The Swiss tenancy law enables landlords to evict tenants at short notice (within three months) without providing a reason. Targeted exclusion of vulnerable and low-income groups increasingly occurs because landlords do not have a legal obligation to protect or include them and because they seek stable rent revenue. Moreover, Swiss landlords are not compelled to pay legal or financial compensation to their evicted residents. They even receive public supply-side subsidies (direct subventions via the Federal Energy Act) to energetically invest in their properties, e.g., to install new heating systems or windows to foster redevelopment and renovation. Because Swiss landlords are not allowed to raise the rents continuously within the already built housing stock, receiving subsidies for renovation represents a strong incentive, triggering total demolitions and reconstructions (for which they also receive subsidies) (Kaufmann et al., Citation2023). Finally, under the current Swiss Federal Tenancy Law (which has yet to be revised since the 1970s), many loopholes exist for landlords to defend their interests effectively.

Discussion & conclusion

While there is a broad body of literature on the differences among countries in housing and tenure systems (Kemeny, Citation2001; Scanlon et al., Citation2014; Stephens, Citation2020) or distinctions in tenancy law per se (Kettunen & Ruonavaara, Citation2021; Korthals Altes, Citation2016; Schmid & Dinse, Citation2014; Slater, Citation2021), research on comparative tenure legislation studies and its decommodifying capacity in housing is still scarce (Doling, Citation1999; Holm, Citation2006). However, recognising the influence of tenancy law is essential to understanding how tenants in general, and vulnerable resident groups in particular, can be protected effectively from housing market dynamics. Our goal was to show that there are significant legal differences in handling this matter, even in three Western European social welfare states with unitary housing systems.

In this paper, we have introduced two intervention ways of tenancy law (i.e., the rules of access and the rules of exit), which tenants and landlords can strategically activate to defend their (de)commodification interests effectively. We have focused on the nature of the tenant/landlord relationship in three unitary rental systems—Austria, Germany, and Switzerland—and each country’s decommodifying capacity of tenure legislation. Our results are as follows.

First, although Switzerland belongs to a unitary rental system and advanced capitalist economy with a high tenancy share (over 60%), its tenancy law is not structured primarily to benefit tenants and possesses limited ability to decommodify housing. Swiss tenancy law has remained unchanged, even as legislative adjustments pertinent to landlords and tenants have been introduced in Swiss Federal Energy or Spatial Planning Laws. This is also related to the fact that those who create the laws (the legislative parliament) often have conflicting and biased roles as landlords or as members of landlord’s lobbying organisations themselves, leading them to vote in ways that may not always align with the public interest (Debrunner & Hengstermann, Citation2023). In contrast, the Austrian and German tenancy legislations effectively strengthen tenants’ rights and protect them rigidly from eviction. Tenancy law appears highly protective for tenants here, and no political party would dare to change the established system substantially. Even though private property rights are valued highly in the Austrian Constitution, tenancy law severely impinges on these rights. Indeed, in many cases, the Austrian constitutional court has confirmed the legitimacy of the protective rental system at the cost of landlords (Prader, Citation2021).
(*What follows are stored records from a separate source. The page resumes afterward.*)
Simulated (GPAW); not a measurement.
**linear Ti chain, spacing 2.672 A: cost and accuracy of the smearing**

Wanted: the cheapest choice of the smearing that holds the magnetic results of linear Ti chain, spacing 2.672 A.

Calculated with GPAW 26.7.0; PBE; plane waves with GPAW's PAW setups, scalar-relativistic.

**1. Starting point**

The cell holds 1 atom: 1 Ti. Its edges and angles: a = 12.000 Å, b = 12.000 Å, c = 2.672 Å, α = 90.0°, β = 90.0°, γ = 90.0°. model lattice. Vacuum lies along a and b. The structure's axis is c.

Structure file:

Second, our results confirm that tenancy law has a decommodifying capacity. Through strategically activating the rules of access and the rules of exit, tenants secure protection from the profit-driven intentions of their landlords. In particular, the decommodifying impact of tenancy law appears most robust within the already-built urban housing stocks (rules of exit), where tenants in Austria and Germany are strongly protected from eviction. However, Swiss tenants appear powerless to make their voices and rights visible in renovation, modernisation, and upgrading situations. The private for-profit rental industry has not been forced to protect tenants from eviction or rent increases after redevelopment, nor have political efforts in favour of monument conservation policies (e.g., to preserve architectonic and social qualities within the built environment) received the support of the political majority.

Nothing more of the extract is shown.